This excerpt taken from the HSY DEF 14A filed Mar 16, 2007.
What are the tax aspects of the EICP?
A recipient of a stock option or SAR will not have taxable income upon the grant of the option or SAR. For options and SARs the participant will recognize ordinary taxable income on exercise equal to the increase of the fair market value of the shares over the exercise price on the date of exercise. In the United States, any gain or loss recognized upon any later disposition of the shares generally will be capital gain or loss.
Unless the participant elects to be taxed at the time of receipt of an award of restricted stock or performance stock, the participant will not have taxable income until the restricted stock or performance stock vests. The taxable income will be the fair market value of the shares at the time of vesting. A recipient of restricted stock units, performance stock units, or deferred stock units or other stock-based awards and cash awards will not have taxable income until the award is paid. The participant will recognize taxable income equal to the fair market value of the shares or the amount of cash received by the participant. In addition, section 409A of the Internal Revenue Code imposes certain restrictions on deferred compensation arrangements. Awards that are treated as deferred compensation under section 409A are intended to meet the requirements of that section.
At the discretion of the Committee, the EICP allows a participant to satisfy tax withholding requirements under U.S. federal and state tax laws or applicable foreign tax laws in connection with the exercise or receipt of an award by electing to have shares of Common Stock withheld, or by delivering to us already-owned shares of our Common Stock, having a value equal to the amount required to be withheld. If shares of our Common Stock are withheld to satisfy a participants tax withholding obligations with respect to an award, then the withheld shares will not be available again for issuance under the EICP.

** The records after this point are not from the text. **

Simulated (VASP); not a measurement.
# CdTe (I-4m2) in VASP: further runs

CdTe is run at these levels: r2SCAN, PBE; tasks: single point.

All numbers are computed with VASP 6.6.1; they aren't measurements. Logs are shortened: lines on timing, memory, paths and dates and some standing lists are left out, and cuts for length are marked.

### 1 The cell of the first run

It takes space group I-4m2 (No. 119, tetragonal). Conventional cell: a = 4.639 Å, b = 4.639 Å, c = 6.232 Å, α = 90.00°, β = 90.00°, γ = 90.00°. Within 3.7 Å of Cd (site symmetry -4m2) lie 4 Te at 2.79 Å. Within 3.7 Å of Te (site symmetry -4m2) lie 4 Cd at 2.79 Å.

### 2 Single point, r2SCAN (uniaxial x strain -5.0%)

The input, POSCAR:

We will be entitled to a tax deduction in connection with an award under the EICP only in an amount equal to the ordinary taxable income realized by the participant and at the time the participant recognizes the income. Section 162(m) of the Internal Revenue Code contains special rules regarding the federal income tax deductibility of compensation paid to our Chief Executive Officer and certain other executive officers. The general rule is that annual compensation paid to the Chief Executive Officer or other named executive officers will be deductible only to the extent that it does not exceed $1,000,000. However, we can preserve the deductibility of certain compensation in excess of $1,000,000 if we comply with conditions imposed by section 162(m), including the establishment of a maximum number of shares with respect to which awards may be granted to any one employee during one year, and for awards other than options and SARs, the Committee setting performance goals which must be achieved prior to payment of the awards. The EICP is designed to enable the Committee to grant awards that satisfy the requirements of section 162(m), thereby allowing us to minimize the effect of section 162(m) on our federal income tax deduction in connection with these awards.
The tax discussion above is based on U.S. income tax laws as currently in effect and is not intended to be a complete discussion of or to address the tax treatment under any foreign jurisdiction or any state or local laws.